Opened 10 years ago

Closed 10 years ago

#4233 closed enhancement (fixed)

netcdf: add CF compliance checker to the autotests

Reported by: etiennesky Owned by: etourigny
Priority: normal Milestone:
Component: Autotest Version: unspecified
Severity: normal Keywords: netcdf, autotest
Cc: etourigny, pds

Description

In order to test present and future NetCDF driver code for CF compliance, I propose to add support for the CF compliance checker in the autotests.

The checker is implemented in python and available here: http://pypi.python.org/pypi/cfchecker/2.0.2

It requires that Python, udunits and CDMS (from CDAT) be installed, which might not be supported in every machine.

There are also online checkers using the same tool: http://titania.badc.rl.ac.uk/cgi-bin/cf-checker.pl http://puma.nerc.ac.uk/cgi-bin/cf-checker.pl

These could be used in the absence of a local CDMS install, or better yet we could host a similar app on the gdal server (as to not induce load on these servers), with a limit on file size. Could this be done easily on the gdal or osgeo server?

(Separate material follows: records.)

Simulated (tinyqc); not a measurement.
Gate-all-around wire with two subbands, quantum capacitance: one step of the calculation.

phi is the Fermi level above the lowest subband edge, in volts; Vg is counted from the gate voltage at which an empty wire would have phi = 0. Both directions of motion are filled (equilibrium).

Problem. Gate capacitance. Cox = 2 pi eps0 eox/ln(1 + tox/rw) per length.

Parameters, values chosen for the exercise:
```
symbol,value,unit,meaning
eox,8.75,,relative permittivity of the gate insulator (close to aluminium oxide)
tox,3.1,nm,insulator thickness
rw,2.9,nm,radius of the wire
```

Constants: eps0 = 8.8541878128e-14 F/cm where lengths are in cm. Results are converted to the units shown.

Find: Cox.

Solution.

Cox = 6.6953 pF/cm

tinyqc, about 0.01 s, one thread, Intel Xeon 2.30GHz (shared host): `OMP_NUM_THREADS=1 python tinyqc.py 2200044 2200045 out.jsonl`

The checker checks mostly for valid CF tags, but does not report if the grid structure is supported by other software (discussed in ticket #2893). The bug reported in ticket #3324 was found with this checker.

If have adapted the python script to auto-detect the CF Convention attribute in the netcdf file and check against that CF version. I have added support for it and included a simple test in autotest/gdrivers/netcdf.py I have also written a first stab at a perl script for handling the server-side component (but it doesn't work yet).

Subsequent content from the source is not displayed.